Like many Xbox One owners, I participated in the Titanfall beta last week. I haven’t played an unreleased multiplayer game before it hits retail from home since Halo 3, so I was pretty excited to get my hands on Titanfall after hearing all the positive buzz from IGN and Kotaku. Here are my impressions based on what I played.
Titanfall is for everyone
I breathed a sigh of relief after completing my first multiplayer match when I wasn’t annihilated every 30 seconds like in Call of Duty. I feel empowered while playing Titanfall and I know I can have a good time even if I’m in last place. The A.I. bots may be dumb, but they reward players with attrition points that speed up access to your Titan deployment while raising your character level, get more weapons, burn cards, and new Titan configurations. It’s refreshing how accessible Titanfall is to casual multiplayer FPS fans like myself who don’t play multiplayer shooters religiously.

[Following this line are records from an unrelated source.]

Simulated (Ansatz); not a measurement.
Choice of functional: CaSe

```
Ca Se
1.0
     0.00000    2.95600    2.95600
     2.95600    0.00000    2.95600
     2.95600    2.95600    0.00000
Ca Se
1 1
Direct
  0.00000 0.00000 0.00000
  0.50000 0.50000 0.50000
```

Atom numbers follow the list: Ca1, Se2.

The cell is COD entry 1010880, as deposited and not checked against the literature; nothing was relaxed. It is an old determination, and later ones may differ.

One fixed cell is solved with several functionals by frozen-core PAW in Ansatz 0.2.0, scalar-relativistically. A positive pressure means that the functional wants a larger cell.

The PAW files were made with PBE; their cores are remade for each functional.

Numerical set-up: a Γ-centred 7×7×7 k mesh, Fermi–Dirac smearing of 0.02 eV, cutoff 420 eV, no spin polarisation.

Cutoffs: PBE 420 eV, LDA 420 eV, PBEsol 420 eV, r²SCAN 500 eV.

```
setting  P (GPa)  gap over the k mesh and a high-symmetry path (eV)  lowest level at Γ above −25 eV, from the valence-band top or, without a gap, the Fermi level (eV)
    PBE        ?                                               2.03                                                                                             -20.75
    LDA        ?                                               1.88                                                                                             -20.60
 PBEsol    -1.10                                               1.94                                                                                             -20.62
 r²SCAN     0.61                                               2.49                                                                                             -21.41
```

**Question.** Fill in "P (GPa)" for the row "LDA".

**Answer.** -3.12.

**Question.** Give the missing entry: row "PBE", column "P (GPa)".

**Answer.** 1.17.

Taking down a Titan as a pilot is cooler then stealing someone’s ghost in Halo 2
Seriously, nose-diving from a building on top of enemy Titan and taking him down single handily with your gun and leaping to safety is badass. And even if you’re on the receiving side of this or facing a self-destruct moment it’s satisfying to parachute out of the cockpit and race to find cover.
Constant movement and no place is a safe haven
Titanfall is all about movement and staying in one spot for too soon is a sure-fire way to get destroyed. Luckily, your movement as a pilot is so varied that it’s a blast to jump up on top of buildings, run along walls, and use your cloaking ability to keep your enemies guessing. Even as a Titan you need to move constantly to replenish your shields and dodge anti-Titan weapons to survive. What I love most about the frantic pace of Titanfall is that it helps alleviate boredom and keeps matches exciting.
It’s exhilarating being a Titan
Hearing the words “stand by for Titanfall” gets my adrenaline pumping and eager to wreck hell on every enemy I see. I had the best experience with the Titan machine gun configuration, but the quad rocket launcher and other gun variations are cool. It’s really awesome dashing across the battlefield and playing cat and mouse matches with other titans and absolutely destroying ground pilots. Equally awesome is the melee move where you yank pilots out of their self-destructing Titan before they try to escape.
Cool tutorial and epilogue
Titanfall has an old school tutorial mode similar to Halo and the older Call of Duty games that do a good job if teaching you how the game mechanics work. It works wells and by the time I finished the tutorial sequence, I felt more confident to play competitively with other people. Besides the tutorial, there’s also a cool epilogue sequence after the end of each match where you and your teammates race to the extraction point before your enemies annihilate you. It’s a cool way to end the game and a unique idea I haven’t seen in FPS before.
While I won’t be picking up Titanfall on day one since I don’t typically play multiplayer shooters online. I’ll definitely be picking it up when it drops in price, and I can’t wait to see the final version with the rumored monsters. Also playing the beta makes me really want a single-player Titanfall game, and I hope Respawn considers it for the inevitable Titanfall 2. I wholeheartedly recommend Titanfall to all FPS fans and think it’s a welcome breath of fresh air for the genre and will invigorate first-person shooters going forward.